Sentence-Similarity Based Document
Clustering Using Birch Algorithm

Dr.A.Vijaya Kathiravan; P.Kalaiyarasi

doi:10.15680/ijircce.2015.0305055

Sentence-Similarity Based Document Clustering Using Birch Algorithm

Dr.A.Vijaya Kathiravan, P.Kalaiyarasi

Assistant Professor in Computer Applications, PG and Research Department of Computer Science, Government Arts College [Autonomous], Salem, Tamil Nadu, India
Research Scholar, PG and Research Department of Computer Science, Government Arts College [Autonomous], Salem, Tamil Nadu, India

Related article at Pubmed, Scholar Google

Visit for more related articles at International Journal of Innovative Research in Computer and Communication Engineering

Abstract

Document clustering is the process of automatically grouping the related documents into clusters. Instead of searching entire documents for relevant information, these clusters will improve the efficiency and avoid overlapping of contents. Relevant document can be efficiently retrieved and accessed by means of document clustering. When compared with hard clustering, birch algorithms allow patterns to belong to all the clusters with differing degrees of membership. Birch algorithm is important in domains such as sentence clustering, since a sentence is related to more than one theme or topic present within a document or set of documents. In our proposed system, birch clustering algorithm operates on cluster Start with initial threshold and inserts points into the tree. Results obtained while applying the algorithm to sentence clustering tasks demonstrate that birch algorithm is capable of identifying overlapping clusters of semantically related sentences and its performance improvement can be proved by comparing with k-means. Performance measures document clustering and its application in document summarization

KEYWORDS

document clustering, flexirank algorithm, birch algorithm, similarity measure, accuracy, document similarity

I. INTRODUCTION

Clustering is nothing but given a number of objects or individuals, each of which is described by a set of numerical measures, devise a classification scheme for grouping the objects into a number of classes such that objects within classes are similar in some respect and unlike those from other classes. The number of classes and the characteristics of each class are to be determined.

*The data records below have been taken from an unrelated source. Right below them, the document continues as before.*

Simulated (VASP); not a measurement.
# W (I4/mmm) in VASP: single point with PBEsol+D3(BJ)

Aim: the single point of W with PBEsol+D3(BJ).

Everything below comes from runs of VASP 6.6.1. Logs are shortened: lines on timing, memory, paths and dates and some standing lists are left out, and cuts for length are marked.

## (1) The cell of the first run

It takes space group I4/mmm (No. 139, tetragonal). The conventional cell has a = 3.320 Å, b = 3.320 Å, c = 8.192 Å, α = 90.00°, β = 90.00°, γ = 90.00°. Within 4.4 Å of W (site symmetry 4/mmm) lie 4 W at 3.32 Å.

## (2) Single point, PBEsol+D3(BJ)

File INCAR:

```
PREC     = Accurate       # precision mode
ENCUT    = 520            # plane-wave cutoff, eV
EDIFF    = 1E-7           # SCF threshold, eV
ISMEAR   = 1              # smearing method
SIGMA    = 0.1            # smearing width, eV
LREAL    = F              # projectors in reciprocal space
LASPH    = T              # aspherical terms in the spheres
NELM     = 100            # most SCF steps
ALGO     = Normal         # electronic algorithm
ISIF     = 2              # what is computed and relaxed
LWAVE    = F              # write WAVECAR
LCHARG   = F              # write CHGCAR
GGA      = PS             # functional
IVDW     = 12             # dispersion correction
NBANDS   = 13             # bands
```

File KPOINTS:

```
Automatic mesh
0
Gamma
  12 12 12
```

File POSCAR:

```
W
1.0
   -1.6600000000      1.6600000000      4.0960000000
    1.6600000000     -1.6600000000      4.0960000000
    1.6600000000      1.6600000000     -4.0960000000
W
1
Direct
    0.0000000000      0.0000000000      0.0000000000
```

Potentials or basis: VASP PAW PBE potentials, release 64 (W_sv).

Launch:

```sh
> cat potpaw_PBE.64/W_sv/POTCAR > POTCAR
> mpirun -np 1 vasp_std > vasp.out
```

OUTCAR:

Clustering is an automatic learning technique aimed at grouping a set of objects into subsets or clusters. The goal is to create clusters that are coherent internally, but substantially different from each other. In plain words, objects in the same cluster should be as similar as possible, whereas objects in one cluster should be as dissimilar as possible from objects in the other clusters.

BIRCH is designed for clustering a large amount of numerical data by integration of hierarchical clustering (at the initial micro clustering stage) and other clustering methods such as iterative partitioning (at the later macro clustering stage). It overcomes the two difficulties of agglomerative clustering methods: (1) scalability and (2) the inability to undo what was done in the previous step.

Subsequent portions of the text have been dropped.